Thus far we have talked about Sequence Encoder and the way it work for predicting the next word in the sequence! But imagine a setuation where we not only wanna predict the nxt word but we wanna predict the next sequence of words! not just one word! Take Traslation from one language to another as example! So here we gotta not only decode the original sequence but also we need to decode it to another language and try to understand the same architecture in another language, right? So as an example, consider "the orange cat is nacho" in English and ya wanna traslate it into English!

So based on what we've learnt so far till now, we first need to Encode this sequence, the process with respect to diagram above in Sequence Encode Section will be sth like this;

So now we have encoded our sequence, but say we wanna convert it to another language (e.g. French), if so, then gotta Decode it to the target language, right?

So the way we're gonna do that Decoding for the entire sequence, we will do it by sth (2) which have alot incommon with what have learnt so far (1)! So I'm gonna go thro the right step by step for ya to understand the logic!

Encoder-Decoder

The mixed of Sequence Encoder to Decoder is shown in picture below; Take a look at it, think 🧠 for a sec then come and read below for further explanation!

So at the bottom is the words that have been predicted by the decoder so far! What we're gonna do is we gonna take the last word that we predicted and use it as the input to the decoder then produce the french version one word afte the other!

So for example imagine we have predicted "the" and "orange" in french so far (M words)! So at the bottom, there are the M words that have been predicted so far! So till now, on the left (lime box) is the original sequence and on the right (blue box) is the sequence that we have predicted say in french so far!

Now in the same concept, remember that I introduced repeatition of K to produce a deep network? Well if we did it for this side, then there is no reason to not doing the same for the left (decoder side)as well! So on the right we gonna do in J times!So we have a repeatition of k times on the left and J times on the right, right? So this is called a deep architecture network!

So the thing that I wanna ya to 🔥notice here is that the input at the right are the words that have been predicted as far! And the way we're gonna do that is the most recently predicted word locates to left in first cell(orange) then the second most recent predicted word is in the second cell (le)! So the left most word is the most recently predicted word and the further to the right are the words that have been predicted in a while!

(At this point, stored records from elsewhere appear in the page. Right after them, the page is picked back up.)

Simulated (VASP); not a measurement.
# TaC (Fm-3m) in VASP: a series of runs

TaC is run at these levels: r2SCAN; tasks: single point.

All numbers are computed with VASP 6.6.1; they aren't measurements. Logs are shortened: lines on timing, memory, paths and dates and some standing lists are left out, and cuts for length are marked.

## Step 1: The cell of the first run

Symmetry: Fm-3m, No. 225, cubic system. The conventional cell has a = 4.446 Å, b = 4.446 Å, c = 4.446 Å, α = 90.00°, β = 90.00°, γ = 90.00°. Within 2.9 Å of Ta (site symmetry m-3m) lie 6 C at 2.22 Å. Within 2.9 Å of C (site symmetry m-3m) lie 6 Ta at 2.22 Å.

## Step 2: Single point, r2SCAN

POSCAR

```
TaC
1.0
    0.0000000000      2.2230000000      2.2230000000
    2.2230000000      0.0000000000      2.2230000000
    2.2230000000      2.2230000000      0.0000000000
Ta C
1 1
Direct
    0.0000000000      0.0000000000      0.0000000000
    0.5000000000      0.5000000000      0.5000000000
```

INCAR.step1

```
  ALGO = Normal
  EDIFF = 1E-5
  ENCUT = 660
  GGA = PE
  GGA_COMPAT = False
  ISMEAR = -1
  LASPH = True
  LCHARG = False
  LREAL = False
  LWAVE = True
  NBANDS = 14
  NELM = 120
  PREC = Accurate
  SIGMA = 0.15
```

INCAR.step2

So the idea is every time we predict a new word, that input sequence on right(2) get shifted to the right by one position then the new word goes to the most-left position! So the input on the right, is always shifting to the right as we predict new words!

Decoder Interpretation

Output sequence are the previous decoded words!
Embedded words will represent any language codebook!
Attention network on the output sequence accounts for the context!
Output of the Encoder will be the Keys and Values for the attention network of the Decoder! And the Query is comming from the bottom! (Cross Attention)
Employ attention of the final embedding of the input sequence!
Then lastly thro the Softmax layer we get the next prediction based on the left-most word! But wait....

⁉️🧠 Why Softmax?

Using softmax have some strong benefits!

It helps to force the attention network output result fall between 0 and 1. In other words, it forces all the values to lie in [0, 1] attention range!
It helps to emphasize the highest value, while agressively squashing the smallest! This means that if one word scores higher than the others by far, softmax will make it look like an argmax, with the winning value close to one and all the others close to zero. So this way the model the winner word is the one which probability is close to 1!

Cross Attention 🔀

So at the top of our Encoder we will get an output sequence of M d-dimensional vectors corresponding to the original M input words! Now these M vectors are the Values and the keys for the attention network of the Decoder! Then the decoded sequence (output sequence at the bottom decoding network) is the Query for the attention network of the Decoder! So if we have decoded N words up to this point (Q) then we possibly have N d-dimensional vectors corresponding to the N words that we have decoded thus far!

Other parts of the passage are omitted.